Three and a half pounds down. That feels nice. Walking didn’t happen enough last week due to the rain, but I kept my eating in check, despite a few birthday meals, and a truly massive steak for Easter (that I’m still eating, three days later). Unexpected, but definitely welcome. Two pounds to go. Also, blood sugar’s in a good place, which is nice.

Annette did something really intelligent a few weeks back. She bought a new scale that measures body fat, muscle mass, bone density, blah blah blah. Oh, and it also measures your weight, which is nice. But her reason for buying it was really pretty smart. She’s now at a point where she’s trying to maintain where she’s at. She’s lost half her weight and is now trying to keep within a certain range (I think it’s between 138-141, but my memory is shit). So she’s at a weight she’s happy with, but she still feels that she could be healthier, so now she’s paying closer attention to body fat, etc. (I don’t think she gives a shit about bone density, but I could be wrong).

I’m not there yet, but if I can get down another 15 pounds I’ll be at half the weight I was when I started. But whether I get there or not, I’ll eventually be at a place where the actual pounds won’t matter as much to my overall health. Once we’re allowed to go back out into the world, I’ll be back at the gym, and at that point, the focus is going to need to shift to reducing body fat and building muscle. This will cause my weight to fluctuate, but if I’m healthy, I don’t care. This isn’t something I’d even considered until Annette bought this scale.
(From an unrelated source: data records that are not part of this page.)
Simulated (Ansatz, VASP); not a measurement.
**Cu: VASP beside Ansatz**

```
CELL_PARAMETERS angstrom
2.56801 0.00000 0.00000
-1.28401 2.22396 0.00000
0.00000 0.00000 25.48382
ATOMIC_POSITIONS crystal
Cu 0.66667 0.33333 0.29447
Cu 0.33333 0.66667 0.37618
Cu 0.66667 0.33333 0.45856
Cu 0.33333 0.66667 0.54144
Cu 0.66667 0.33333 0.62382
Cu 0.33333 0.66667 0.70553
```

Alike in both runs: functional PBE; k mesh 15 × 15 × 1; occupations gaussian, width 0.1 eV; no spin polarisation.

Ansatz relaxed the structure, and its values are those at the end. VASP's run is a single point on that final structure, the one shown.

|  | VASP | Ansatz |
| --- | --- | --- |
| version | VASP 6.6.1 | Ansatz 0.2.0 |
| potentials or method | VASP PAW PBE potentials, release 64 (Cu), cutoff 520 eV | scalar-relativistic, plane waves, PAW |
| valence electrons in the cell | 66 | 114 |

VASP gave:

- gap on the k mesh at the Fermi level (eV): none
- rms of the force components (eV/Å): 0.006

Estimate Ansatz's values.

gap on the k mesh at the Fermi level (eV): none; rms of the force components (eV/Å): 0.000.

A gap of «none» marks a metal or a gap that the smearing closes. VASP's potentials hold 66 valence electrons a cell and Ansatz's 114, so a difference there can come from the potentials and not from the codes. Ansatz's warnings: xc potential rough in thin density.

I have no idea what my body fat percentage is by the way, I’m still focusing on the pounds.

I’m happy. I’ve also been on quarantine for a month, so I’m also struggling, but that’s going to be the case for the next…six weeks? Minimum. Maybe longer. One of the things I have to keep doing to keep myself from sinking too deeply into depression and despair is to remind myself how lucky I am that I get to keep earning a living from home. It still sucks, but I have it easier than so many people. Anyway, I’m happy today.